The Hon Tony Burke MP
Minister for Sustainability, Environment, Water, Population and Communities
Extra eyes to monitor the Great Barier Reef
17 June 2013
Federal Environment Minister Tony Burke today launched a powerful Reef monitoring program – Eye on the Reef – that will engage an army of volunteers to help protect the iconic Great Barrier Reef.
Mr Burke said the integrated Eye on the Reef is a free mobile technology app that allows people to send in real-time sightings of marine animals while they’re still out on the Reef and contribute to its long-term protection.
“The Great Barrier Reef is an iconic Australian environmental asset and the Australian Government is absolutely committed to the protection of the Reef and our oceans,” Mr Burke said.
“This world-class program provides an avenue for people to use the app to report their Reef sightings and observations to the Australian Government so that we can build our body of knowledge on this vast and complex ecosystem.
“Eye on the Reef brings together five assessment and monitoring programs that collect valuable information about reef health, marine animals, and incidents.
“The information we receive will help us to manage the Great Barrier Reef at a time when it is under pressure from the effects of climate change and other threats.

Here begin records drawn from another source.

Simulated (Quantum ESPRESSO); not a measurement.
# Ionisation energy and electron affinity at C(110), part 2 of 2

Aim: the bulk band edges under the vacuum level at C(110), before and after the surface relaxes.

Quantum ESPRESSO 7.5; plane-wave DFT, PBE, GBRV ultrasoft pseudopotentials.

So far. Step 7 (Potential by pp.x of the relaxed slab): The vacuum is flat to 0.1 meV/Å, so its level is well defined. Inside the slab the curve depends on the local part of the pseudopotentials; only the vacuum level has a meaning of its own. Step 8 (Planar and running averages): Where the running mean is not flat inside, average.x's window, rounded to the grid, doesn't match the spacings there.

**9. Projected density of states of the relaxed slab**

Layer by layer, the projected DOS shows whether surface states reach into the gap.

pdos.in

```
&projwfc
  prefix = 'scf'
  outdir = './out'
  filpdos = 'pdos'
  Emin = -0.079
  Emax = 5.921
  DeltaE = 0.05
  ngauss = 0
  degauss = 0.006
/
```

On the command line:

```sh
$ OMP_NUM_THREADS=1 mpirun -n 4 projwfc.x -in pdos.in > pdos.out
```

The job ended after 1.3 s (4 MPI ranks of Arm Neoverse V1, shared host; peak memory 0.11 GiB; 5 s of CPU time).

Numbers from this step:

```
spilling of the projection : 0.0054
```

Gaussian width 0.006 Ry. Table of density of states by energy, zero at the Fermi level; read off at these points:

“These photos, video recordings and observations feed straight back to the Great Barrier Reef Marine Park Authority, providing up-to-date information on the distribution of marine animals. Users can also share their sightings with friends through their Facebook page.”
The app can be downloaded for free from the App stores (iphone version) and Google play (android compatible).
Eye on the Reef was developed by the Great Barrier Reef Marine Park Authority as a partnership between government, scientists, the tourism industry, Marine Park rangers and other Reef users.
The expanded program brings together one new and four existing assessment and monitoring programs that collect valuable information about reef health, marine animals and incidents.
All of the reports made through these programs are combined in a single data management and reporting system, giving us up-to-date information on the health of the Reef and the distribution of protected and iconic species.
It provides snapshots of what’s happening on the Reef at a single point in time, comparative trend data over time, and early warnings of negative impacts such as crown-of-thorns starfish outbreaks.
Mr Burke said a key strength of the program was having a range of reporting tools to match people with different circumstances and reef reporting experience.
“This means there’s a reporting tool to suit everybody — from a first-time Reef visitor to an experienced researcher,” he said.
“Eye on the Reef not only enables people from all walks of life to engage in looking after the Great Barrier Reef, but it helps the Australian Government to protect the amazing biodiversity and unique heritage values of this much-loved international icon.”
Eye on the Reef is made up of five sub-programs
- Tourism Weekly monitoring — reef tourism operators and crew carry out weekly observations of sites they visit regularly. This gives comparative data of those sites over time. It started in 1997 and was the original Eye on the Reef program. There are currently 43 tourism operators surveying 45 regularly visited reef sites between the Whitsundays and Port Douglas.
- Reef Health and Impact Surveys — created mainly for the Queensland Parks and Wildlife Service, Great Barrier Reef Marine Park Authority, champion tourism staff and researchers. It’s a quick and efficient way to provide a snapshot of reef health at any time on any reef. It’s often used to assess impacts of natural disasters on the Reef.
- The Sightings Network — an avenue for any reef user to report the interesting, unusual, weird and wonderful things they see and experience in the Great Barrier Reef Marine Park. The photos and observations they send in help us to build knowledge about species diversity, abundance, habitat and range. It used to be a paper-based reporting system, but all sightings are now made through the new app or online.
- Eyes and Ears Incident Reporting — used by tourism operators and the general public to report things that aren’t allowed in the Marine Park, such as littering or fishing in a green zone. People can report incidents through the Sightings Network app.
- Rapid Monitoring — a new program that enables tourists and regular reef users to get more engaged in reef reporting and protection. It enables people with relatively little experience to grab an underwater slate and make observations on core reef health indicators.